Mutual capacity development: towards a strong civil society

A civil society that is a strong player at all levels – locally, nationally and internationally – is essential for the work of Both ENDS. Therefore, strengthening and empowering civil society organisations in the Global South that work towards creating a more equitable and sustainable world is part of Both ENDS’ core business.

In our cooperation with partners, we often follow the concept of Mutual Capacity Development (MCD). With the FGG Alliance, we published a guide on our understanding and application of this concept in 2017.

We define MCD as the process of strengthening skills, knowledge and network contacts, involving Both ENDS and the other FGG Alliance members and our partner organisations in the Global South as equal partners. Together we develop, learn and become stronger lobbyists and advocates for positive change. In practical terms, this means that we:

  • Learn by doing: partner organisations and FGG Alliance members learn through joint projects, research, lobbying, advocacy and campaigning. Through reflective practice, they see what works and what does not and adapt their actions accordingly.
  • Train and advise each other: partner organisations and FGG Alliance members organise and take part in trainings and workshops, and they provide each other with
    strategic and operational advice.
  • Lobby and advocate for increased civic space and an enabling environment: to ensure civic actors can play their role, their space to convene and intervene in decision-making processes needs to be guaranteed. As these rights are currently under threat, we lobby together to create the necessary enabling environment.

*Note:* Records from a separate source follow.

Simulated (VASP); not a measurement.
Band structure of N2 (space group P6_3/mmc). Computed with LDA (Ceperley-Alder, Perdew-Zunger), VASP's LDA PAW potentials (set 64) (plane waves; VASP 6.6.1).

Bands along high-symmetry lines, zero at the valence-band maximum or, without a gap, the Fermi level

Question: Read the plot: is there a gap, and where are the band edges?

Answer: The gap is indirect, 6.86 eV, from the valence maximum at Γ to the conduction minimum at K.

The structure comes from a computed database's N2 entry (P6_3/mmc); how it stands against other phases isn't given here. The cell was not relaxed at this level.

The 6 capacities crucial to effective lobbying and advocacy are:

  1. Access: influence on and/or participation in decision-making processes
  2. Constituency: the capacity to speak with a loud and collective voice
  3. Knowledge: access to relevant knowledge, and the ability to carry out research and analyses to substantiate your argument
  4. Advocacy skills: the ability to develop and implement lobbying and advocacy strategies, including the ability to communicate effectively
  5. Leverage: the ability to exert influence
  6. An enabling environment: the capacity for activists and CSOs to let their voices be heard freely and safely, as well as an environment that guarantees the space for civil society to engage in decision-making processes.

 

Zambian CSO-employee and a community member explain local situation to Karin (Both ENDS)


ACCESS TO THE BOARDROOM: AN IMPORTANT STEP

The Green Climate Fund (GCF), part of the United Nations Framework Convention on Climate Change (UNFCCC), is a mechanism to assist developing countries in implementing adaptation and mitigation practices to counter climate change. Both ENDS and our partners insist that the GCF cannot be effective without Southern expertise. Because who knows more about the tangible, direct impacts of climate change on local communities than civil society organisations rooted in the Global South?

Therefore, Aksi! (Indonesia), AIDA (Latin America), Micronesia Conservation Trust (Micronesia), DIVA for Equality (Fiji), Samdhana (Indonesia) and Both ENDS try to create more engagement and space for CSOs and local communities in the GCF decision-making process and in the distribution of GCF financial resources. Together we attend the GCF meetings to collectively advocate giving civil society access to the GCF. We convene prior to GCF board meetings to strategise, assess policy decisions and submit joint inputs to the board.

This is a crucial moment for mutual capacity development: the groups exchange knowledge and (local and national) intelligence about GCF projects and accreditation, specific knowledge on policy gaps, and they work together to formulate and bring the right messages to the right decision-makers.

Because the Netherlands has a seat on the GCF Board, Both ENDS has played a key role in helping establish direct contact and communication between the Southern groups and the Dutch board member. It has also facilitated indirect access: giving voice to Southern partners by relaying partners’ knowledge and experiences about local practice to the Dutch board member when direct communication between them is not possible or practical.

The fact that Both ENDS is informed about and has the capacity to relay these experiences is attributable to the lessons learned from partners in the process of mutual capacity development.

In 2017 the GCF approved accreditation of the Micronesia Conservation Trust as the first small grants fund. Although it is hard to tell to what extent this milestone can be attributed to our joint MCD efforts, it is likely that the contact the Trust established with the GCF board while attending the meetings with our support helped to achieve this success.

 

Group of civil society organisations lobbying at Green Climate Fund Board.